Down with the Nasty Asiatic Vowel!

This is a very silly story, but how can I resist a story that involves Russian vowels? According to this Atlantic story by Farangis Najbullah, the ever-controversial Vladimir Zhirinovsky “has now targeted a letter in the Russian alphabet”:

The letter in question is the vowel “ы”—a difficult-to-pronounce sound for non-native Russian speakers that is usually transliterated simply as “y” in English. Zhirinovsky says he wants the letter removed from the Russian alphabet, calling it a “nasty Asiatic” import. The vowel came to the Russian language from the Mongols, Zhirinovsky was quoted as telling the State Duma on March 12.

“Only animals make this sound, ‘ы-ы,'” he said, adding that the regular ‘и’ (‘i’) is enough for the Russian alphabet. ‘Ы’ doesn’t exist in any other European language, argued Zhirinovsky. “This primitive, Asiatic sound is the reason people don’t like us in Europe,” he told lawmakers.

The politician seemed to have a longstanding issue with the “guttural” letter, which he claimed his son wasn’t able to pronounce as a child. “He once told me, ‘Dad, dad, look, there’s a ‘мишка’,” the Russian word for ‘bear.’ “I thought ‘What ‘мишка’? A bear? But he meant ‘мышка’,” the word for “mouse.”

There’s not much to say other than “what an ignoranimus!,” but it’s amusing, so I thought I’d pass it on. (Thanks for the link, Adam!)

Comments

  1. marie-lucie says

    Usually, people are proud to be able to pronounce sounds which are problematic for their neighbours. And most young children take a few years before their pronunciation blends with that of adults. So Zh junior pronounced ‘mouse’ like ‘bear’. What other sound would Zh senior suggest instead of the offending vowel?

  2. J. W. Brewer says

    Oddly topical suggestion from the wikibio’s review of Zhirinovsky’s Greatest Hits: “has advocated forcibly retaking Alaska from the United States (which would then become “a great place to put the Ukrainians”).”

  3. How I love the letter, “ы” — what would Solzhenitsyn say, he’s likely standing behind Zhirinovsky, tapping his head and saying, “This one is cuckoo!”

    I should try writing a poem on the letter, “ы” — because of the affection I have for ir.

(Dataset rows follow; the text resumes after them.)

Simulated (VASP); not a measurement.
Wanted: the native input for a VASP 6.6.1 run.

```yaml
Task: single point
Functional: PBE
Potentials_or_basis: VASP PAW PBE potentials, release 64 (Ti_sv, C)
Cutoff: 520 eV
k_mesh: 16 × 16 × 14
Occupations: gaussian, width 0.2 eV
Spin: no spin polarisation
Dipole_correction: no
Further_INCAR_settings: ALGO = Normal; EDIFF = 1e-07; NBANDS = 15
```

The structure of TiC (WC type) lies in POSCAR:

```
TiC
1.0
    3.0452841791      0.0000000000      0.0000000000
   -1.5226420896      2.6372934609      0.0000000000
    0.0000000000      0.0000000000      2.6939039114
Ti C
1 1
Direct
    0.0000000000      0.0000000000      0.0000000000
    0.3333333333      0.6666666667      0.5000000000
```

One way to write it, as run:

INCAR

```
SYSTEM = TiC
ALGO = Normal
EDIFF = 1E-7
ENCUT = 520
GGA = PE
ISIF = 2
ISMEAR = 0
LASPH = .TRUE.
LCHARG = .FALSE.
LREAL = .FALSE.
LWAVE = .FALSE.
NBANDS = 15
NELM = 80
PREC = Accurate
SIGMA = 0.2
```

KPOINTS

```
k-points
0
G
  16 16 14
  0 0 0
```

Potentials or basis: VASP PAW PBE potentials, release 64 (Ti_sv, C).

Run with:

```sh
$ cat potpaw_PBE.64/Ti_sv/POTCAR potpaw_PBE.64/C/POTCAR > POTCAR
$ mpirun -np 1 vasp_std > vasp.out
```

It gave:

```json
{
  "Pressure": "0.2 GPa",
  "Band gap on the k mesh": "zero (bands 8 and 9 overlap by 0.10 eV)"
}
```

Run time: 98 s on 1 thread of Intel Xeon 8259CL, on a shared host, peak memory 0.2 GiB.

  4. Here’s some encouraging advice for Zhirinovskiy’s son, from today’s New York Times:

    http://opinionator.blogs.nytimes.com/2014/03/17/weighing-my-words/?_php=true&_type=blogs&hp&rref=opinion&_r=0

    By the way, how does the lad handle the first syllable of “Zhirinovsky”? Maybe it’s easier for him to pronounce because the vowel is spelled и, not ы.

  5. The best approximation in English would probably be the phonemes represented by “i” in the words “sin” or “tin”. Eastern Slavic “ы” derived from long “u”, i.e. “mūs” in Latin and Old English vs. “mysh”.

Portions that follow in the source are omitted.